SQL, Trying to split Finnish addresses - sql

I have address column which hosts Streetname+housenumber(+possible divider)(+possible apartment no.) + postcode + City
5 different examples:
( Street ), (Postal) (City)
"Testalley 3, 00200 Helsinki"
"Testalley 3 A 21, 00200 Helsinki
"TestAlley 3 B, 00300 Helsinki
"TestAlley 3, 00500 Helsinki AS
"testAlley 3 F 22, 00500 Helsinki AS
So, the variation of addresses change quite a bit.
I'll hope to get this big junk of address into 3 separate columns.
SELECT
bigAddress,
SUBSTRING(bigAddress,LEN(LEFT(bigAddress,CHARINDEX(',', bigAddress)+2)),LEN(bigAddress) - LEN(LEFT(bigAddress,CHARINDEX(',', bigAddress))) - LEN(RIGHT(bigAddress,CHARINDEX(' ', (REVERSE(bigAddress)))))) AS Postcode
FROM TABLEXX
^^This works, almost for the postcode.
Only problem is that, if the city is not one part like "HELSINKI" then the city comes along the postcode. Like 00300 Ylistaro (When city is Ylistaro AS)
with cte as (
SELECT
ID,
bigAddress,
SUBSTRING(bigAddress,LEN(LEFT(bigAddress,CHARINDEX(',', bigAddress)+2)),LEN(bigAddress) - LEN(LEFT(bigAddress,CHARINDEX(',', bigAddress))) - LEN(RIGHT(bigAddress,CHARINDEX(' ', (REVERSE(bigAddress)))))) AS Postcode,
RIGHT(bigAddress,CHARINDEX(',', (REVERSE(bigAddress))) - 1) AS City
FROM TableXXX
select
bigAddress,
LEFT(Postcode,5) As PostcodeV2,
STUFF(City, 1, 7, '') AS CityV2
FROM cte
^^
Also this was quite great, it did failed when tried to put this into PowerBi DirectQuery. PowerBI wont support it at DQ mode, and import mode did have some other problems.

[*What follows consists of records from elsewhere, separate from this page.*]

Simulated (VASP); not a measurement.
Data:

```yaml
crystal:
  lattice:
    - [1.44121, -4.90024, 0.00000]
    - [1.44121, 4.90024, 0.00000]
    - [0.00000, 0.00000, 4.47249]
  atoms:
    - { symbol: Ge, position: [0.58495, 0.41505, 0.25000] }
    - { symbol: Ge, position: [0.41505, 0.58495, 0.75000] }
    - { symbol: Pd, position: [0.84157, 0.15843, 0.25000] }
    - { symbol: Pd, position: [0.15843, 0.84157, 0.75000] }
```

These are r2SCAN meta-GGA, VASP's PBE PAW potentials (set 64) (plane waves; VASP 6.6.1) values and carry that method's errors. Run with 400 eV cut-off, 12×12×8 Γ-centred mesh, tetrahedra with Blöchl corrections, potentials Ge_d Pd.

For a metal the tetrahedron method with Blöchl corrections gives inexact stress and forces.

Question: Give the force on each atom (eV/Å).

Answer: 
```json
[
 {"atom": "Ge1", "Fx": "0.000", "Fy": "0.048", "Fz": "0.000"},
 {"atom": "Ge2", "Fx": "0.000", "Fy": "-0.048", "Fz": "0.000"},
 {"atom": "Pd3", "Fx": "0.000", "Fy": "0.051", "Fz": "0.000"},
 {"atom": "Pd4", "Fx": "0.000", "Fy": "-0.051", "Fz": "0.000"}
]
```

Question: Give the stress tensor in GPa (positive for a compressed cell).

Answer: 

What you are trying to do is very risky since it's a well known problem that there is no really proper and safe way to separate street, postal and city from such an entire string. So please note that the following is just an idea to help you, but in future, you should directly save the information in different columns.
Anyway, the following solution will work only with some assumptions. As example, there always must be a comma between the street and the rest. The postal must not contain any not numeric characters and the city must not contain any numeric characters. The idea is to first add four columns to your table:
ALTER TABLE yourtable ADD street varchar(200);
ALTER TABLE yourtable ADD postal varchar(200);
ALTER TABLE yourtable ADD city varchar(200);
ALTER TABLE yourtable ADD prov varchar(600);
The first three columns should be the columns you will in future use to save the information. The prov column will just be used during the data "transformation" and then be removed again.
As first step, you will update the street column with everything before the comma and the prov column with the rest:
UPDATE yourtable SET street = SUBSTRING(bigAddress, 0, charindex(',', bigAddress, 0)),
prov = REPLACE(SUBSTRING(bigAddress,CHARINDEX(',',bigAddress) + 1, LEN(bigAddress)),' ','');
Then you will fill the city column with the entire string which is currently saved in the prov column beginning with the first non numeric character. In other words, you will remove the postal from the city:
UPDATE yourtable SET
city = RIGHT(prov,LEN(prov) - (PATINDEX('%[^0-9]%',prov) -1));
After this, you will remove the city from the prov column to get the postal and save it in the postal column:
UPDATE yourtable SET postal = REPLACE(prov, city,'');
The three columns are now filled correctly (as I said, as long as the required conditions are met), so you can remove the prov column again:
ALTER TABLE yourtable DROP COLUMN prov;
I created an example which shows this is working correctly: db<>fiddle
In future, please don't do such things, but use separate columns.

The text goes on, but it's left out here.